Some decisions are easier to make than others.
Chocolate or vanilla?
Fall or spring?
Red or blue?
Go running or not?
But. Then. There are those pesky big decisions like college and internships and…well…my future. I’m not so good with those.
Back when I was a freshman in college (paying $20,000 a year as an undecided student) I applied to UMass. And when I received a note saying “you’ve been accepted into the nutrition program,” what did I do? Did I dance up and down? Let out a squeal of delight? No. Me and my mature self speed dialed dad on the cell phone. Our conversation went something like this.
“Oh, hi Sarah.”
“I got accepted to UMass!?!”
“No, because I don’t know what to do!! Because I want to stay here because I have housing plans for next year with one of my friends and it’s all planned out!! But I also want to go to UMass…DAD!?!…I don’t know what to do!”

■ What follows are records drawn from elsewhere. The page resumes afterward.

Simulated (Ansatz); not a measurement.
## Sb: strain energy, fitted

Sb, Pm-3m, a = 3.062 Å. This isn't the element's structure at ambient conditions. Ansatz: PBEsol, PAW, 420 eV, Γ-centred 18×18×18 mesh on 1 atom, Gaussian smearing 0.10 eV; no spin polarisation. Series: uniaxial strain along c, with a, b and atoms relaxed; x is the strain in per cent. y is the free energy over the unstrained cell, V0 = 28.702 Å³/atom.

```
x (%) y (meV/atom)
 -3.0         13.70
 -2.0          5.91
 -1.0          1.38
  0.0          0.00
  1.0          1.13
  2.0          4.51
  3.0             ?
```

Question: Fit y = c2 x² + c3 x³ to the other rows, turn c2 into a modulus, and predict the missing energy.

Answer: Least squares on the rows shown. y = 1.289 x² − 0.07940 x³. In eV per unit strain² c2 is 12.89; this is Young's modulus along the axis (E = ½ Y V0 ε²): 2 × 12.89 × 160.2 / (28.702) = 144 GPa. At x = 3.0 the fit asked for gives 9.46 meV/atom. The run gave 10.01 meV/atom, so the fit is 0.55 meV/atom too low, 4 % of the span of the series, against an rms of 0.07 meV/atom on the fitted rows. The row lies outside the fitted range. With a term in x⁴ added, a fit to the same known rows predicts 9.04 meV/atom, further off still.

(Thank God for Dads who listen and love.) 😉
It’s always kind of bugged me when people state the simple. “Follow your heart.” How is that even possible when there are a million and one other voices clammering to be heard? Media. Friends. Relatives. Mentors and advisors. What does a heart’s voice even sound like?
“Well…if I were you…”
Somehow, despite all of that–because of all that?–I’ve managed to follow a road that fits me. I went for my nutrition degree. I went for the dietetic internship. I took the Registered Dietitian exam.
Really. In spite of myself, it’s all worked out.
This doesn’t, however, make me feel one speck better about today’s decision: I turned down a job.
This took a grand total of about 54 seconds on the phone, with me stating that I appreciated their time and support but that, in the end, I wasn’t ready to take the job.
I’ll be honest. This decision is making me feel slightly sick (having nothing to do with that one last handful of granola.) I really need a full time job.
But then, at the risk of sounding ridiculously cheesy, let’s just say that I finally heard my heart. I didn’t want to live in the area where I would have had to move. And I most definitely didn’t want a 2 hr. commute. So, in the end, I ultimately didn’t want the job.
This might turn out to be the most foolish thing that I have ever done. But I can’t help but feel slightly giddy over how easily I made my final decision. It felt good. Actually, it felt downright delicious.
I heard my heart’s decision and I went with it. And then I whipped up a batch of granola to calm myself down.
I’m not making any decisions. What are you in the mood for?
Olive Oil and Pistachio Granola—as seen in “In the Kitchen with A Good Appetite,” with some minor tweaking.
This is by far my favorite granola recipe. Beware! It’s ridiculously addicting.
- 1-1/2 c. old-fashioned rolled oats
- 3/4 c. raw pistachios, hulled
- 1/2 c. walnuts
- 1/2 c. sweetened coconut flakes
- 1/4-1/3 c. pure maple syrup
- 1/4 c. olive oil
- 1/3 c. packed brown sugar
- 1/4 tsp kosher salt
- 1/4 tsp ground cinnamon
- 1/4 tsp ground ginger
- 1/2 c. dried apricots
- Preheat oven to 300 degrees F.
- In a large bowl, combine oats through ginger. Spread mixture on a large rimmed baking sheet in an even layer and bake for 30 minutes, stirring every 10 minutes, until golden brown and well toasted.
- Transfer granola to a large bowl and add the apricots, tossing to combine. Let cool completely and place in airtight container to store.